Free Trade Agreements (FTAs) in India, even though it benefits the economy, is in a jumbled, overlapping mess, requiring to be reworked with time, according to Dr G Sundaram, retired Secretary, Government of India.
Initiating an interaction on “’Free Trade Agreements and India” at the Chennai Chapter of Observer Research Foundation on January 28, 2017, Dr. Sundaram began explaining the evolution of FTA, leading up to the current scenario. He noted that the time for “capital-labour trade-off” is over, and is replaced by a “globalism-nationalism trade-off”. Practically speaking, Dr Sundaram stated that FTAs involved not only a comparative advantage but a relative advantage of two or more nations on trade.
Dr. Sundaram pointed out that India has had a long history on international trading. Roman and Greek traders frequented southern India for silk and spices through the overland caravan routes via Asia Manor and the Middle-East and also through oceans. Securing trade with the sea-faring Sangam dynasties and establishing trading settlements which secured trade with the Indian sub-continent by the Greco-Roman world since the time of the Ptolemaic dynasty, in turn a few decades before the start of the Common Era, remained long after the fall of the Roman Empire. Indians had trade with Egyptians and Chinese also.
Later on, Adam Smith eulogised the virtues of the division of labour and David Ricardo spelt out the comparative advantages of trading with other nations. The modern world has become increasingly more economically integrated. International trade has expanded, and trade agreements have increased in complexity, Dr. Sundaram recalled.
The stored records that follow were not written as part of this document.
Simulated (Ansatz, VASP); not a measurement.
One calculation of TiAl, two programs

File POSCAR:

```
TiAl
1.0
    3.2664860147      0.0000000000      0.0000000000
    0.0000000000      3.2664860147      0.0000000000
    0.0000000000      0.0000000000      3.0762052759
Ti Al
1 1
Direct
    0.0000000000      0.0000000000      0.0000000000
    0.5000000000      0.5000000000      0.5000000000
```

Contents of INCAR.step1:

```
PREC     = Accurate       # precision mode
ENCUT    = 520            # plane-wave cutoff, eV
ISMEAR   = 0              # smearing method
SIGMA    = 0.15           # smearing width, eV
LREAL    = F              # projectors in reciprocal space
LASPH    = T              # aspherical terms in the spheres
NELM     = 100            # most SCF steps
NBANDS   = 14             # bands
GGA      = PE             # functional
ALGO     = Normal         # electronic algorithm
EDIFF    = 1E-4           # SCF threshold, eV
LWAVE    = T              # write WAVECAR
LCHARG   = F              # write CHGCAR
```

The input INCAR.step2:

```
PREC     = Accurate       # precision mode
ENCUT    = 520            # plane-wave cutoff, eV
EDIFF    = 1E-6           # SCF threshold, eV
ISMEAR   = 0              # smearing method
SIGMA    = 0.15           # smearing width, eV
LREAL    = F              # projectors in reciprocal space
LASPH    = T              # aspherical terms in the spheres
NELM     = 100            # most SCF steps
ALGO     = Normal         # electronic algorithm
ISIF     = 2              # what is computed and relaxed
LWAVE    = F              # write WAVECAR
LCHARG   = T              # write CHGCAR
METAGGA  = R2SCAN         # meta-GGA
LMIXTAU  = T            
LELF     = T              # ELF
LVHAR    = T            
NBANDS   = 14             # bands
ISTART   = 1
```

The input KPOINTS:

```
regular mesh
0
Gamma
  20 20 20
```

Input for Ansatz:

While the trend over the last few hundred years has been towards greater openness and liberalised trade, the path has not always been straight. Since the inauguration of the General Agreement on Tariffs and Trade (GATT), there has been a dual trend of increasing multilateral trade as well as more local, regional trade arrangements. In Europe, six countries formed the European Coal and Steel Community (ECSC) in 1951 which later went on to become the European Economic Community (EEC) in 1958.
Since the onset of the Cold war, the United States has often been a proponent of reduced tariff-barriers and free trade. The U.S and European Countries helped establishing the GATT and later the World Trade Organisation (WTO). Then the North American Free Trade Agreement (NAFTA) and Dominican Republic-Central American Free Trade Agreement (CAFTA) were established. Two core objectives of the EEC were the development of a common market and establishing a customs union between its member states. After the expansion of its membership, the EEC was reframed to the European Union (EU) in 1993 and it concluded FTAs with many countries around the world.
Black and white sides
Importing or exporting of goods or services between nations without regulatory barriers such as tariffs or quotas, which has its own white and black sides, the FTA increases economic growth. It gives a way to investors adding much needed capital to expand local industries and boost domestic business. Free trade allows local companies, access to the latest technology and business practices from their foreign partners which caused economies grow, so do job opportunities.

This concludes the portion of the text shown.